Between them, British folk phantasms Padang Food Tigers (Stephen Lewis and Spencer Grady) and Norwegian harmonium player Sigbjørn Apeland have recorded for illustrious imprints such as ECM, Hubro, Bathetic, Scissor Tail and Blackest Rainbow. These past offerings are engrained with a rich devotion to various branches of traditional composition – church music, country and folk – yet seek to dissemble those well-worn forms under the aegis of extemporisation. Both parties are collating a formidable canon of après organic ambient, venturing beyond the all-prevailing placebos tailored by so many sleep-starved somnambulists. These guys offer up genuine alternate atmospheres with an emotional pastoralism that speaks with a deep heartfelt feeling, undeniably immediate and open. Theirs is a music inviting, or rather insisting, upon a listener’s self-projections – aimed inward towards the soul, outward in boundless leaps of imagination.
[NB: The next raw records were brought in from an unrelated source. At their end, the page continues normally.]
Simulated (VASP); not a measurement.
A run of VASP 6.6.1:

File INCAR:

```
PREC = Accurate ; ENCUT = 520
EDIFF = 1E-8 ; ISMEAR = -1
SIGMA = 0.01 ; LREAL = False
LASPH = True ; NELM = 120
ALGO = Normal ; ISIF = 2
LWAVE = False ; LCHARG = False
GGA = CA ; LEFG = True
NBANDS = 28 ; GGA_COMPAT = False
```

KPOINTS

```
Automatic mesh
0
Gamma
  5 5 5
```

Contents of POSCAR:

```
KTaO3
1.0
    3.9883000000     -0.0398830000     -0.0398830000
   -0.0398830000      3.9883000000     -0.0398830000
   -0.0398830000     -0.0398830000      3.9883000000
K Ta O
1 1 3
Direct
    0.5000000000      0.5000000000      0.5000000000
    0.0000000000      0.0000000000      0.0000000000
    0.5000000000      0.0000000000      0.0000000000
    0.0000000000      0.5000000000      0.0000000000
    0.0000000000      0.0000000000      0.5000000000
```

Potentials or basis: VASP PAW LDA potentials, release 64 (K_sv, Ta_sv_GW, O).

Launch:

Bumblin’ Creed, this collaborative venture for Northern Spy, finds these kindred spirits revelling in their new-found alliances. A shared vision now bears its artistic fruit, borne of an unshakeable belief in the beauty of the passing moment and the intrinsic need to harness precious seconds in the slow-motion passing of a reductionist blues, a child’s plaintive plea or the creak of an old wooden chair (listen, you’ll hear it). In theory it can get pretty Cageian, in reality the academy never gets a look in. The nine pieces on this highly-emotive suite – each built up from an embryonic kernel ceded by Apeland or the Tigers and developed in cherished association – seduces the space between every well-judged note, while hanging on their ebbing word. Tones react to the muttering of memory and recollection (before vanishing, lost forever), or to the artist’s respective environments (a picturesque Norwegian village, a lost river found buried at the end of a suburban garden, a stone sphinx blanketed in snow watching over the relics of a crystal citadel).
As influenced by Messiaen’s ecclesiastical organ works as Uncle Tupelo’s last round of alt.country cuts, as energised by the non-idiomatic innovations of Derek Bailey as the Delta deviations of Loren Connors, Bumblin’ Creed is an extraordinary piece of enchantment that ranks right up there alongside the best material these guys ever produced, a slow-motion country crawl, the soundtrack to your spiritual baptism: listen close, and be born all over again.